Delvin Rodriquez: Rodriguez (25-5-3, 14 KOs) was a clear underdog to Pawel Wolak for a good reason Friday in New York on Friday Night Fights. The former welterweight contender was 1-3 in his last four fights, although all three losses were close decisions to good fighters. He hadn’t fought in a year. He was fighting for the first time at 154 pounds. And he was facing a punch-machine in Pawel Wolak, who had won eight consecutive fights. That’s what you would call an uphill battle. Well, Rodriguez made it close to the summit. The Domincan-born resident of Connecticut earned a hard-fought majority draw – winning on one card – in a great fight on national TV to prove he can still hang with the best in his division. Not even constant pressure by a naturally bigger man was too much for him to handle. It will be interesting to see whether he can build on this in his next fight.
Pawel Wolak: Wolak was on a roll. He was coming off a sensational six-round beat down of former junior middleweight titleholder Yuri Foreman and had won eight consecutive fights. And Rodriguez was the perfect opponent because he had a recognizable name but seemed to be on the downside of his career, meaning he was vulnerable. Surprise! Rodriguez turned in a gutsy performance to hold the native Pole to a draw. So much for his momentum. Alas, all is not lost. One, Wolak gave another entertaining show — in spite of an eye that was swollen shut — certain to earn him new fans. And, two, promoter Bob Arum said Wolak is still likely to fight on the undercard of either the Miguel Cotto-Antonio Margarito or Manny Pacquiao-Victor Ortiz pay-per-view shows. Arum knows an attraction when he sees one.
BIGGEST WASTE OF TIME?
Juan Manuel Marquez: Marquez had hoped to get in some rounds against Likar Ramos on Saturday to better prepare for his third fight against Manny Pacquiao on Nov. 12. He got in only 107 seconds, stopping the Colombian with a single straight right hand that rendered him unconscious. Marquez’s efforts probably weren’t wasted, though. He will not have been inactive for a year before facing Pacquiao, which would’ve been the case had he not met Ramos. His training camp – including good sparring – undoubtedly gave him the opportunity to sharpen his tools. And even a short outing allowed him the opportunity to enter his fighting mode, which might give him a head start when he enters camp sometime in September. We didn't get much of an idea how Marquez is carrying his weight. He fought at 138 pounds on Saturday. Presumably he’ll weigh more for Pacquiao, who will be defending his welterweight title.

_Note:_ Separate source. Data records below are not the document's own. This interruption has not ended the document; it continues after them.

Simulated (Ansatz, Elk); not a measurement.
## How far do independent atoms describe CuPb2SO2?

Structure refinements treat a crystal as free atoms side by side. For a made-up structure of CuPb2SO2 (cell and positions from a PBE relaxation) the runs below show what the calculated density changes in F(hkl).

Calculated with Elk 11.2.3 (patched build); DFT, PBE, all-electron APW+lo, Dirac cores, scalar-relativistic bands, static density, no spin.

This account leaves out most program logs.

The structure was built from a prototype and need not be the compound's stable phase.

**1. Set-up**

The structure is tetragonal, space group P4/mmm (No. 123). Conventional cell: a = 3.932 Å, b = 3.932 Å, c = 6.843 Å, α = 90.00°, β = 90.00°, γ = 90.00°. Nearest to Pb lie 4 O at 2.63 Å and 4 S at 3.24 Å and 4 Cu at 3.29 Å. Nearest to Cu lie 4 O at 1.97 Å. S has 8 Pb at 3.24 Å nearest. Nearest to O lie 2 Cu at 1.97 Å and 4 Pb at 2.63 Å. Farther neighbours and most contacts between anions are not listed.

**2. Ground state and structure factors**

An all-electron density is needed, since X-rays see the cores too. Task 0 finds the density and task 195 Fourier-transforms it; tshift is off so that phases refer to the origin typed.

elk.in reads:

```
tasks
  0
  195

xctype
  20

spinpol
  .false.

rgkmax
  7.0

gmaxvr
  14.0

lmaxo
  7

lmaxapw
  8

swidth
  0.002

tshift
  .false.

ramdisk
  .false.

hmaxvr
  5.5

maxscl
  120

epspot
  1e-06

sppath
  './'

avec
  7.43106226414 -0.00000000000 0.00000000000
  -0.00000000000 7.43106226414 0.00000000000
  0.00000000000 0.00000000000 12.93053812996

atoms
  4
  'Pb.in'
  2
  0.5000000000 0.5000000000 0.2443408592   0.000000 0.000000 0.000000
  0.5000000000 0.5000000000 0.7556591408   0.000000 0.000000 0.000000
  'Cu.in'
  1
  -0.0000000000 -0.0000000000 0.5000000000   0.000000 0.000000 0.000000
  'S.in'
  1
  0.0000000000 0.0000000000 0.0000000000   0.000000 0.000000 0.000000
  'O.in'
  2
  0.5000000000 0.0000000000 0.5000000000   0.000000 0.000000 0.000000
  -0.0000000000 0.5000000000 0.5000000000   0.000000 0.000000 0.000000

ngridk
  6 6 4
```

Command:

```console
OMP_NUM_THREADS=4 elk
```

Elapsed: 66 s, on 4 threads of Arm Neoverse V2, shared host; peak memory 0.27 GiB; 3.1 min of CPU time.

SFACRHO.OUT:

Brian Viloria: The fact that Viloria challenged WBO flyweight titleholder Julio Cesar Miranda off TV in Honolulu should not diminish his accomplishment. The native of Hawaii outboxed one of the toughest little men in the world in a taxing fight to win his first belt at 112 pounds and third overall, proving he remains an elite champion at 30 years old and 11 years into his pro career. In the process, Viloria probably will have begun to attract the attention of International Boxing Hall of Famer voters. Not many fighters his size can claim to be among the best in and around their weight for more than a decade and win three major titles. Viloria might have to win more big fights to gain entrance to the Hall but, based on his track record, no one will be surprised if he does it. Kudos to him for another fine performance.
Kevin Mitchell: Tough but limited Michael Katsidis seemed to prove by stopping Mitchell in three rounds in May of last year that the Briton wasn’t quite an elite fighter. Mitchell on Saturday might’ve proved that notion wrong. The former British and European lightweight titleholder, who hadn’t fought in more than a year, knocked out then-unbeaten countryman John Murray in eight rounds in Liverpool to instantly re-establish himself as a legitimate contender at 135 pounds. He could fight for a major title soon. That’s the good news. The bad news could be that he could end up facing WBA titleholder Brandon Rios, who probably would stop Mitchell’s newly gained momentum in violent fashion. Of course, Mitchell would be happy to get such an opportunity against any major titleholder. And who knows? He might have more surprises up his sleeve.
BIGGEST LOSER II
John Murray: Murray hadn’t faced anyone of note going into his fight against Mitchell, his biggest test, but he was unbeaten, had dutifully collected British and European belts and was a step away from fighting for a major title and the chance to become a star. It was so close that he could almost reach out and grab it. All he had to do was pass this one test. He failed. Murray gave a gallant effort but Mitchell proved to be better and more resilient, breaking his opponent down before finally stopping him. Murray isn’t finished; he’s only 26. However, if you can’t beat a fighter who was crushed by Katsidis and hadn’t fought for a year, you’ll have a tough time convincing people you can beat the best lightweights in the world. Sometimes it takes such a loss to see what a fighter is made of. We’ll learn a lot about Murray in the near future.
Nicky Cook’s back: All credit goes to Ricky Burns, who successful defending his WBO junior lightweight title for the third time by stopping Cook in one round Saturday in Liverpool. Burns put Cook down three times before the loser’s corner threw in the towel only 1:33 into the fight. That said, the most-striking aspect of the fight was the obvious back pain Cook was suffering. He has had back problems but he and his team argued that he was fit going into the fight. He certainly wasn’t fit once it started, though. He clutched him back repeatedly and clearly couldn’t fight. He was taken out of the ring on a stretcher amid questions about his ability to continue fighting. We wish Cook all the best.
Marco Huck: Huck successfully defended his WBO cruiserweight title for the seventh time when he stopped Hugo Garay in 10 rounds Saturday in Munich, a nice run that started only two years ago. Two of the seven are currently in The Ring magazine’s Top 10, Denis Lebedev and Ola Afolabi. And his only loss (for the IBF title in 2007) was to Steve Cunningham, the No. 1-rated cruiserweight in the world. So his competition has been solid. He deserves credit for his success. The Serbian-born German has fought only twice outside his home country, though, in Poland and Switzerland. We’d like to see him pursue the rest of the best 200-pounders and try fighting outside Europe for change, although he might be perfectly satisfied holding onto his title and making big paydays at home.
Juan Manuel Marquez: “I want (Pacquiao) to prepare well, because I’m going to prepare well. … (Floyd) Mayweather’s a defensive fighter, he wins rounds with a just few punches and he doesn’t let you do much, but with me and Pacquiao it’s going to be a war.”